In re Michael V.

Kavanagh, J.

*1116In August 2010, respondent (born in 1996) and other individuals, without permission, gained entry to a vacant hotel located in the Town of Wawarsing, Ulster County and caused substantial damage to the property. Petitioner commenced this proceeding to adjudicate respondent a juvenile delinquent. At the fact-finding hearing, respondent admitted that he had entered the premises without permission and caused damage in excess of $250. Family Court found that respondent’s acts, if committed by an adult, would constitute the crime of criminal mischief in the third degree and declared respondent a juvenile delinquent. After a dispositional hearing, Family Court directed that respondent be placed on probation for one year and pay restitution in the amount of $1,500. Respondent appeals.

Respondent claims that Family Court erred in setting restitution at $1,500 because petitioner did not establish at the dispositional hearing how much damage he actually caused while on the premises. Petitioner argues that the evidence submitted at the hearing conclusively established that the property that respondent destroyed or damaged was valued well in excess of the $1,500 statutory limit for restitution (see Family Ct Act § 353.6), and that respondent could be held jointly and severally liable for all the damage that he and his cohorts caused while in the hotel.

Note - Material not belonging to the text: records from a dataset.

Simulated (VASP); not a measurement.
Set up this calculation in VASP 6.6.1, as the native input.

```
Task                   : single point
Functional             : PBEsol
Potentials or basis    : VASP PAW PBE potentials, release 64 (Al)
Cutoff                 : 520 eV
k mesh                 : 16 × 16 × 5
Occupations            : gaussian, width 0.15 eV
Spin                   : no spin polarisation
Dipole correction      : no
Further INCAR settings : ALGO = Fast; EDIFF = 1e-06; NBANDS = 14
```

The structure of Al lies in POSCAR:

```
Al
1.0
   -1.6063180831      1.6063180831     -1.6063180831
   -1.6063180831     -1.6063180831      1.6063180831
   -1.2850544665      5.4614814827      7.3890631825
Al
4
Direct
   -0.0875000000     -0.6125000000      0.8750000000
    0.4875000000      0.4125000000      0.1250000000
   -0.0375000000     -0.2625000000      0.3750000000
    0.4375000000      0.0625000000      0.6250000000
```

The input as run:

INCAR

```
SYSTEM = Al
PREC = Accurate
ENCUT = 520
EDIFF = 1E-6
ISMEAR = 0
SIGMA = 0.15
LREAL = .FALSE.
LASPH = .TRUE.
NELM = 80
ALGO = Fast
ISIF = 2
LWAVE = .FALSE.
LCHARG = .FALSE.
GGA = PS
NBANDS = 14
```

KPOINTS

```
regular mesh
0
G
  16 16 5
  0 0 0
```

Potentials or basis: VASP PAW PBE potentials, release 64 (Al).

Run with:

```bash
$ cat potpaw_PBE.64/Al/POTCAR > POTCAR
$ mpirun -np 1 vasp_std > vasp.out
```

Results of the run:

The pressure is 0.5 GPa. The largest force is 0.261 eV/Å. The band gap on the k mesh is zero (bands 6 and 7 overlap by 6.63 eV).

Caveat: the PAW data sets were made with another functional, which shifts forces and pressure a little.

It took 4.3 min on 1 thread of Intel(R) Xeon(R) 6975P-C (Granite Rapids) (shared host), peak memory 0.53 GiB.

Family Court’s decision requiring a juvenile delinquent to pay restitution must be based on a figure, not to exceed $1,500, that represents a “fair and reasonable cost to replace” or repair the property (Family Ct Act § 353.6 [1] [a]), and must be supported by a preponderance of the “material and relevant” evidence introduced at the hearing (Family Ct Act § 350.3 [1], [2]; see Matter of Sean P.K., 70 AD3d 1308, 1309 [2010], lv denied 15 NY3d 703 [2010]). Here, respondent acknowledged that after he entered the hotel, he caused damage in excess of $250; he admitted that while on the premises, he broke a window and smashed a cash register by throwing it on the floor. In addition, at the hearing, the hotel’s representative, Mitchell Wolff, submitted a report prepared by an insurance adjuster that estimated the total cost to repair all the damage done to the hotel by respondent and the other individuals who vandalized it. Wolff also reported that to replace a window similar to the one respondent admitted breaking, it would cost well in excess of $1,500.* This report was properly admitted into evidence at the dispositional hearing because it was material and relevant to the issue of *1117restitution (see Family Ct Act § 350.3) and, coupled with respondent’s admissions, provided ample support for Family Court’s determination as to the amount of restitution that respondent should be compelled to pay for the damage he caused inside the hotel (see Family Ct Act § 353.6 [1]; § 350.3 [1]; Matter of Dwayne F., 88 AD3d 481 [2011]; Matter of James A., 205 AD2d 621, 622 [1994]).

Peters, J.E, Rose, Lahtinen and Garry, JJ., concur. Ordered that the order is affirmed, without costs.

Inasmuch as the record supports Family Court’s determination that respondent’s own actions caused damage in excess of $1,500, we need not address its determination that he be held jointly and severally liable for the *1117damage caused by other individuals who were with him while he was inside the hotel.